Workingenv in instancemanager: add a `use_workingenv = True' to your project's config file. An instancemanager PROJECTNAME fresh sets up your zope instance for workingenv. If your instance already exists: instancemanager PROJECTNAME --upgradezope fixes it up without destroying anything.

The workingenv is activated automatically when you start/stop/whatever zope. Also ipython is run with the workingenv activated. If you need to activate it yourself: do it by hand. instancemanager PROJECTNAME --activate prints out the line you have to paste in your shell (by nature, it can't be set from instancemanager itself).

Installing ipython should be easy if you've got instancemanager installed, as instancemanager requires setuptools to be installed itself :-) There are no other dependencies.
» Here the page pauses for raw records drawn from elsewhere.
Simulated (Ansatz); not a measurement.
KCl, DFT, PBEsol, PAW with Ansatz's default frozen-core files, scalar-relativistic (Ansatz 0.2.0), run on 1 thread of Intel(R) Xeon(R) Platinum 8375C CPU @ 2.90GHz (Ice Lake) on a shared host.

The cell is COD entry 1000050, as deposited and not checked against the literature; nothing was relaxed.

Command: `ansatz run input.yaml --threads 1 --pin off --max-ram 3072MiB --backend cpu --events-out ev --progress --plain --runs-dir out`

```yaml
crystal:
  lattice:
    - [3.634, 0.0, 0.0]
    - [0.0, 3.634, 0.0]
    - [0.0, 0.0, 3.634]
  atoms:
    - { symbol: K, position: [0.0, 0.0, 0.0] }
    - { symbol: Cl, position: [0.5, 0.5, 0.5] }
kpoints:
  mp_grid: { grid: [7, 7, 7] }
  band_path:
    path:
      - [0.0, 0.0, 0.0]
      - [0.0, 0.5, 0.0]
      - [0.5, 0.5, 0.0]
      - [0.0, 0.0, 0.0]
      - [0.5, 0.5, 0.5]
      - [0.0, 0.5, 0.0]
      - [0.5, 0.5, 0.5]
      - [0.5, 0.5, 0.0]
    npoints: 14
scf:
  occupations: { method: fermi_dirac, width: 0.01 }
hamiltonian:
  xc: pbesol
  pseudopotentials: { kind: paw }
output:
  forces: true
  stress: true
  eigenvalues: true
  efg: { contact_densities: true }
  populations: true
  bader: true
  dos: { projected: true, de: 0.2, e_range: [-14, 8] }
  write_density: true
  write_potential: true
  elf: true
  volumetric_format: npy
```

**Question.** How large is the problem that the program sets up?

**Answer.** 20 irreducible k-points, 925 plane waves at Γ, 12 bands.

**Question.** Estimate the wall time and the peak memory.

  • Download ipython from http://ipython.scipy.org/ and extract the tarball.
  • Activate the workingenv: instancemanager PROJECTNAME --activate. This places the correct easy_install right in front in your path.
  • easy_install /directory/where/you/extracted/ipython.
  • Download ipy_profile_zope.py and place it in your ~/.ipython directory (ah, run ipython once beforehand to get that directory).

If you want, you can type deactivate to deactivate your workingenv. Depends on how you use that. It is pretty new to me, so I'm still figuring out the handiest way to work with it.

Running ipython is real easy: instancemanager PROJECTNAME --ipython.

There are possible improvements, but it already seems to work pretty well.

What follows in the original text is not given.